Tony Gillan: Experience tells Sunderland fans not to get too carried away but American investor talks have sparked excitement
There’s a tingle around Sunderland AFC at the moment and not just because nine points were accrued in a week.
Overcoming the collective might of Wimbledon, Rochdale and Portsmouth has contributed to the general jolliness, but that isn’t the main reason.
We refer of course to the imminent takeover by four extraordinarily wealthy American gentlemen, which reportedly couldn’t be imminenter.
But a tingle is all it is. A committed pocket of congenital whingers and fault-finders aside (some of whom are still ranting about Tom Cowie), Sunderland supporters are often of an optimistic disposition. This is evidenced by the mere fact that they are Sunderland supporters.
But there’s an understandable tendency on Wearside not to get carried away. Eleven years ago another American billionaire took over. As you may have heard, it didn’t end well.
Assuming that the takeover even happens at all, will it be any different this time?
Possibly. To start with there are four buyers. More importantly, compared to the combined wealth of the foursome, Ellis Short is on his uppers.
The name causing most excitement is Michael Dell’s. You know the name if not the man. It might well be in front of your face right now.
According to one remarkably precise estimate, the technology tycoon is worth £28.6bn and 22p.
The other three, John Phelan, Glenn Fuhrman and Robert Platek aren’t household names and don’t make their level of wealth public knowledge.
This is wise in my experience. I wouldn’t tell my mates if I had won fifty quid on the horses as they would soon greed it off me. The same principal applies.
Nevertheless, the three are no less loaded for all this.
They each have a stake in MSD (Michael Saul Dell) Partners, a company dealing in private equity: a subject too boring to elaborate upon.
Otherwise it all sounds exciting: but only in the long term. During the coming years, current events at the club could prove pivotal. In the shorter term, those nine points are more important than who sits where in the boardroom.
The transfer window closes on Monday and it’s unlikely that the fab four’s arrival will make much difference to Sunderland’s dealings.
The January window might be more interesting. But then there is financial fair play to consider. They can’t just lob money at the club.
This is also Sunderland’s last season for parachute payments. So if new players are put on long, lucrative contracts, then the club had better make damned sure it gets promoted.
FFP can be circumvented to an extent if the new owners loan money to the club. But is that wise? Only 15 months ago there was a stark possibility of the club entering administration because of debt.
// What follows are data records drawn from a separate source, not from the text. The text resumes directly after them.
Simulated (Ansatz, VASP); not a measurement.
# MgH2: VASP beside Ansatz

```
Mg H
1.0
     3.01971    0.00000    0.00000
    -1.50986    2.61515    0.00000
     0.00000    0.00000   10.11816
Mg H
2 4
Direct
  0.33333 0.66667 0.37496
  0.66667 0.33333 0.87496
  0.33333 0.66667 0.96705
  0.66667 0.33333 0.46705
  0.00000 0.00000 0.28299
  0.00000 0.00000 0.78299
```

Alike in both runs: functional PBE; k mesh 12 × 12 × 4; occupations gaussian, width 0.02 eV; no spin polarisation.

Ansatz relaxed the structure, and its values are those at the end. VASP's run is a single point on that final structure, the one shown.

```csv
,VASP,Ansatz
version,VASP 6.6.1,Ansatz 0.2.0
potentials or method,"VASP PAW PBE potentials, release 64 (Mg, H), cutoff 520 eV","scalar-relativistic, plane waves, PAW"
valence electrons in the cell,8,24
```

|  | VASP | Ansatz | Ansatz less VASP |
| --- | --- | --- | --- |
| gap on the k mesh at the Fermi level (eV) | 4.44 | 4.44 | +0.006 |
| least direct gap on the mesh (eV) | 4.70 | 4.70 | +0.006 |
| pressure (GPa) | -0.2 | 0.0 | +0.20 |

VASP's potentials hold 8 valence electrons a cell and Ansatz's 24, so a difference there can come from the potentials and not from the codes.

There is a list of reasons not to be giddily excited and maintain healthy scepticism about the takeover. Top of the list is bitter experience.
We know little of the character of the four bigwigs, nor what they have in mind, their motives (why would anyone want to buy a football club?) or what their level of investment will be. And how will they react when they discover how much agents make your skin crawl?
All anyone can do is trust Messrs Donald and Methven on this one.
There are too many imponderables to be truly excited.